From bbae4e323b31cc2c89e50212cde9c9c49233f09f Mon Sep 17 00:00:00 2001
From: Eliot Berriot <contact@eliotberriot.com>
Date: Wed, 6 Jun 2018 21:45:38 +0200
Subject: [PATCH] Fix #288: Huge performance boost during CLI import that
 queries MusicBrainz

---
 api/funkwhale_api/music/models.py             | 35 ++++++++++-
 .../providers/audiofile/tasks.py              | 53 ++++++++++------
 api/tests/music/test_models.py                | 47 ++++++++++++++
 api/tests/test_import_audio_file.py           | 62 ++++++++++++++++---
 changes/changelog.d/288.enhancement           |  1 +
 5 files changed, 172 insertions(+), 26 deletions(-)
 create mode 100644 changes/changelog.d/288.enhancement

diff --git a/api/funkwhale_api/music/models.py b/api/funkwhale_api/music/models.py
index 3c488fca1..bf3f9e12c 100644
--- a/api/funkwhale_api/music/models.py
+++ b/api/funkwhale_api/music/models.py
@@ -437,7 +437,40 @@ class Track(APIModelMixin):
             title__iexact=title,
             defaults=kwargs)
 
-
+    @classmethod
+    def get_or_create_from_release(cls, release_mbid, mbid):
+        release_mbid = str(release_mbid)
+        mbid = str(mbid)
+        try:
+            return cls.objects.get(mbid=mbid), False
+        except cls.DoesNotExist:
+            pass
+
+        album = Album.get_or_create_from_api(release_mbid)[0]

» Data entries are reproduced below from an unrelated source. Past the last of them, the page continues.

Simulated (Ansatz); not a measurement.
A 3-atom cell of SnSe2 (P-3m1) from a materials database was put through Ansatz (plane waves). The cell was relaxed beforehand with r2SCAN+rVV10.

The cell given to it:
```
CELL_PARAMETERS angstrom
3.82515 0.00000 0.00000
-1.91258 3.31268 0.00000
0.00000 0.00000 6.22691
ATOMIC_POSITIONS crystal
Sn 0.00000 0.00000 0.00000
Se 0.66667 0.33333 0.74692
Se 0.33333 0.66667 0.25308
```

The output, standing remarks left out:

+        data = musicbrainz.client.api.releases.get(
+            str(album.mbid), includes=Album.api_includes)
+        tracks = [
+            t
+            for m in data['release']['medium-list']
+            for t in m['track-list']
+        ]
+        track_data = None
+        for track in tracks:
+            if track['recording']['id'] == mbid:
+                track_data = track
+                break
+        if not track_data:
+            raise ValueError('No track found matching this ID')
+
+        return cls.objects.update_or_create(
+            mbid=mbid,
+            defaults={
+                'position': int(track['position']),
+                'title': track['recording']['title'],
+                'album': album,
+                'artist': album.artist,
+            }
+        )
 class TrackFile(models.Model):
     uuid = models.UUIDField(
         unique=True, db_index=True, default=uuid.uuid4)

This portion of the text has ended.